The Songs he didn’t write: Bob Dylan House of the rising sun




The House of the Rising Sun is a traditional folk song, sometimes called Rising Sun Blues. It tells of a life gone wrong in New Orleans; many versions also urge a sibling to avoid the same fate. The most successful commercial version was recorded in 1964 by The Animals.

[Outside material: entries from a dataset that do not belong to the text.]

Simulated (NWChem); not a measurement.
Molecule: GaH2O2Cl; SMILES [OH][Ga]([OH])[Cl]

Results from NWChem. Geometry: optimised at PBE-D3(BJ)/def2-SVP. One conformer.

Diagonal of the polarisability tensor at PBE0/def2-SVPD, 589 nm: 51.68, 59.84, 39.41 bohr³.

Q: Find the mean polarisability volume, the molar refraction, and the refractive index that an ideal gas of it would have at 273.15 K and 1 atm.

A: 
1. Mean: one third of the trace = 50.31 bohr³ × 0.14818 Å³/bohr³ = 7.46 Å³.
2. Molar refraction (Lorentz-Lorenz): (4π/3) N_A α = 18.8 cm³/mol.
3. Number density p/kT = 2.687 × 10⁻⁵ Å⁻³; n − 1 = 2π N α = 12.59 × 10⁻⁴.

Bob Dylan recorded it, as House of the risin’ sun,  for his debut album released in 1962. He did it several more times both live and in studio.

Album version:

Like many classic folk ballads, The House of the Rising Sun is of uncertain authorship. Musicologists say that it is based on the tradition of broadside ballads, and thematically it has some resemblance to the 16th-century ballad The Unfortunate Rake. According to Alan Lomax, “Rising Sun” was used as the name of a bawdy house in two traditional English songs, and it was also a name for English pubs. He further suggested that the melody might be related to a 17th-century folk song, “Lord Barnard and Little Musgrave”, also known as “Matty Groves”, but a survey by Bertrand Bronson showed no clear relationship between the two songs. Lomax proposed that the location of the house was then relocated from England to New Orleans by white southern performers. However, Vance Randolph proposed an alternative French origin, the “rising sun” referring to the decorative use of the sunburst insignia dating to the time of Louis XIV, which was brought to North America by French immigrants.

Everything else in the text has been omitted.